The Coincidental Cousins

A night out with artist Kara Walker

During the film, Kara whispers, "I have never seen a black woman in a film that I wanted to meet in person— except Beloved," and writes on your scratch pad: "I am going to make a feature!" You thought of the shell-shocked fogies you watched leave the room at the Whitney where her short film 8 Possible Beginnings is still on view. They had just witnessed a scene of interracial gay sex and male pregnancy, followed by the difficult birth of a cotton-ball ghost-child. Nicole Kidman will not star in the upcoming feature version.
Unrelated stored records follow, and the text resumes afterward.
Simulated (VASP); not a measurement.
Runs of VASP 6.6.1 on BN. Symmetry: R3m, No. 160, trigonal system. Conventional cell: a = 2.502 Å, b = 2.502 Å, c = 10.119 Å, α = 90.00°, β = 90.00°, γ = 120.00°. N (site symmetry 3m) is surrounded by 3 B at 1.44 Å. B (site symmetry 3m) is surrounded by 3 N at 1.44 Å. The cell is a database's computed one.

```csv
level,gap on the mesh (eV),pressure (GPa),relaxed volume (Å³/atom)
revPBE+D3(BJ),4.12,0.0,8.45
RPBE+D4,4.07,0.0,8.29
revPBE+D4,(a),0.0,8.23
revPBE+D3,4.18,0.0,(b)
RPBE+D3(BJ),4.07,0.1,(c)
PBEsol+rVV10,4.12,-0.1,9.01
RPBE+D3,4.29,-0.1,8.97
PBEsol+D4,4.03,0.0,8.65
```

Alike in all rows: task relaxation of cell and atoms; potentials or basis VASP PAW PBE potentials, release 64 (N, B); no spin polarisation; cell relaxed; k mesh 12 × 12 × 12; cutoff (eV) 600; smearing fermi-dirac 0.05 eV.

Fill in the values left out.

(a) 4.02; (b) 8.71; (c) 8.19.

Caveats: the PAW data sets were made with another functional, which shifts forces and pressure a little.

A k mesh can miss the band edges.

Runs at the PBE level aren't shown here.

The screening ends at midnight, but Kara wants a nightcap. You wander through the Lower East Side, appalled by the fratty atmosphere of the East Village Yacht Club. A comparatively empty video bar, the Blue Seats, has about 30 flat-screen TVs embedded in its walls. You order a sidecar, she a mojito. You turn to the handsome, lost-looking white man next to you—whose last name turns out to be Whitman—and ask, "Wanna meet a famous artist?" He's polite but clearly has no clue who Kara is. Coincidentally, he's waiting for his cousin, who seems to have stood him up. Kara, born in Stockton, recognizes in him a specific Northern California privilege. "Don't you just want to fuck the entitlement out of him?" you ask. "That's the danger," she says. "My whole career started out as revenge on ex-boyfriends."

After the one drink, she considers going dancing. Most people with kids are in bed by now, if not asleep. But she's only considering. You put her in a northbound cab, and then have trouble finding one yourself.

The next morning, Eric Roberts appears in a saccharine AIDS film on TV, his lover soothing him into the next world by describing a scene on a ski lift. You watch him slowly die.